Strikeouts, walks, and contact quality
K percentage and BB percentage set the floor. K minus BB percentage isolates command and miss. Higher is better. Ground ball rate helps keep the ball in the park. Home run rate matters more in tight leads. Fielding independent metrics such as FIP and xFIP filter out defense and sequencing. Use them to judge skill apart from noise. Holds sit at the results end. Pair them with these inputs to see who will keep earning holds.
Strategy and bullpen roles
Setup, fireman, and matchups
Most clubs assign a primary setup man for the eighth inning. Others use their best non-closer to attack the highest-leverage pocket, even if it is in the seventh. Left-right matchups still matter even with the three batter minimum, especially when a lefty-heavy cluster appears. These usage patterns drive holds. Track who gets the call against the heart of the order late. That is usually your holds leader.
Managing rest and back-to-backs
Holds cluster on winning teams because there are more leads to protect. They also follow workload. After a long outing, the manager might hold back his top setup arm and spread the inning across two relievers. That can produce two holds in one frame if both enter in save situations and record outs. Reading recent usage helps predict who gets the next hold chance.
Reading a box score for holds
Start with context
Scan the score by inning. Identify when the leading team took the lead. Note the margin in the sixth, seventh, and eighth. Small margins signal potential hold spots.

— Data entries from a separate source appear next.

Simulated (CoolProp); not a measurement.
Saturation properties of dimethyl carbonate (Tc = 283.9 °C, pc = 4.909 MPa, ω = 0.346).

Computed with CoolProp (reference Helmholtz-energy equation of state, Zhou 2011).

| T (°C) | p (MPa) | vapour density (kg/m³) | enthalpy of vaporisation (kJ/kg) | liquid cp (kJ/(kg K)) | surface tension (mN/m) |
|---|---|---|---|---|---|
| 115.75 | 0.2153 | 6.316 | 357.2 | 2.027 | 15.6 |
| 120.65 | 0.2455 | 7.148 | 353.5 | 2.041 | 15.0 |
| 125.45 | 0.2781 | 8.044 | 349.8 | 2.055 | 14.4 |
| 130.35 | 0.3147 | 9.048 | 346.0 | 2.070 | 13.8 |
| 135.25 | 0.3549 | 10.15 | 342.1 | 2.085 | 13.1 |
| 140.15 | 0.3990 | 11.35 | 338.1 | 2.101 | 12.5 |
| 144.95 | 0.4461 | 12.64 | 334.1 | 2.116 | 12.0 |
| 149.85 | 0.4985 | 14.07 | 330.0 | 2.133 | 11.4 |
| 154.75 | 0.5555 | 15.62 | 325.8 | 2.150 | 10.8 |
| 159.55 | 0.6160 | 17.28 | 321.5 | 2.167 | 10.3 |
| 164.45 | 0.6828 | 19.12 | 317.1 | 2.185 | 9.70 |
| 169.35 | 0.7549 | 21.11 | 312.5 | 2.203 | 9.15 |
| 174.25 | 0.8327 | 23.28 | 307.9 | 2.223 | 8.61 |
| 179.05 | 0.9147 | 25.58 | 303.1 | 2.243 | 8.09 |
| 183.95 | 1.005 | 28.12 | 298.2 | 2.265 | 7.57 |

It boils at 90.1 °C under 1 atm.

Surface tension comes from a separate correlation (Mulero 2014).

Then scan the bullpen line
Find relievers who entered with the lead, logged at least one out, and left before the final out. The box score often tags HLD next to their names. Check inherited runners and runs allowed. A hold with zero runs and zero inherited runners scored is clean. A hold with multiple baserunners and loud contact is shakier.
Check for blown saves
If you see a reliever with a blown save and a hold, something is off. A pitcher cannot be credited with both in the same game. The box score should list either a hold or a blown save for that pitcher, not both.
Confirm leverage
Not all box scores list leverage, but play-by-play plus the base-out state tells the story. Bases empty with two outs and a three-run lead is lighter pressure than two on, one out, one-run lead. Tag the hold with the pressure level you infer.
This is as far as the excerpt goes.